Who is the Big Society aimed at?
The Big Society is becoming a staple in news headlines. One week David Cameron hits the headlines explaining just what he hopes it will achieve, the next his ministers struggle with the consequences. As this issue goes to press the consultation on Forestry Commission land looks to have been cancelled – a U-turn in a class all of its own.
It could be seen as a classic case of more haste, less speed. It could also signify muddled thinking about just who these Big Society initiatives are aimed at. Baroness Warsi, the peer championing the concept, describes it as follows: The big society is defined by many in this House as being what most of them have done for most of their lives. It is a volunteering, social action, philanthropic approach to life, but it is also about the opening up of public services to local control and devolution of power.
But we know that society isn't equal. "Grumpy" from Tunbridge Wells, who encounters antisocial behaviour on an irregular basis isn't going to have the same level of tolerance as someone on a sink estate who has become accustomed to it. Yet whose needs are greater, and whose voice is more likely to be heard?

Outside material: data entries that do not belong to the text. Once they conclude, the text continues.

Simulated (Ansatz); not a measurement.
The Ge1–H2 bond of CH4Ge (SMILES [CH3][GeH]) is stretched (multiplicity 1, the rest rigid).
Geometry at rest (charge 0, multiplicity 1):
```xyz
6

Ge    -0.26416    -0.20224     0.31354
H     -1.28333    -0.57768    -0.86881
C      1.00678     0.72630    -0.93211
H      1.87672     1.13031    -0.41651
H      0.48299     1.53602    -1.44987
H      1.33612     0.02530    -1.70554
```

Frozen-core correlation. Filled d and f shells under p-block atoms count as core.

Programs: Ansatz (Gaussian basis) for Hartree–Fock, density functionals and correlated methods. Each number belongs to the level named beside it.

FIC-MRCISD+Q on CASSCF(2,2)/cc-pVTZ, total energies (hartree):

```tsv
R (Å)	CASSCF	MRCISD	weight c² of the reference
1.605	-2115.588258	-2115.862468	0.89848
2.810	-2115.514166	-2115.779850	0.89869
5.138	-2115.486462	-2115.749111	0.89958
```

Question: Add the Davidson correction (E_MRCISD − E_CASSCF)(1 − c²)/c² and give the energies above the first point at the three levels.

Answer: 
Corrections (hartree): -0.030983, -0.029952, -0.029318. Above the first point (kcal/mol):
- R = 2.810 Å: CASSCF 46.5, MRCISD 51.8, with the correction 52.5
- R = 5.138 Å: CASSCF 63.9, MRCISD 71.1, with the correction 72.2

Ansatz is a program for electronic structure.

If Caroline Spelman's climb down about Forestry Commission land shows anything, it is about who shouts loudest. MPs without any such land in their constituency have still had sackfulls of mail and their inboxes jammed by emails. The white flag was run up surprisingly quickly.
So just who will pick up the Big Society philosophy and run with it? Those same complaining middle classes are emptying library bookshelves to protest about closures, and revolution is being plotted at cosy coffee mornings. Those who might benefit most, however, are precisely those who are least aware of it, and less able to take advantage of it.
If Cameron seeks to bring the entire population with him, he's going to need much better "selling" skills, and the ability to persuade those who have been volunteering for decades that the Big Society is not just "power to the people" to replace those who have lost their jobs through the cuts.
Many of the neighbourhoods which could most benefit from a greater say in how they are run have transient populations, and may well lack the ability — or the language — to make their views heard. Indeed, it's debatable how many have actually heard or understood what Cameron intends.
Yes, it's a worthwhile concept. And it's probably worth investing in — but there lies the rub. There isn't the money at this current moment in time. Because money is needed to take the Big Society to areas that really need it, and inspire people to sign up. And sadly, that doesn't look like happening anytime soon.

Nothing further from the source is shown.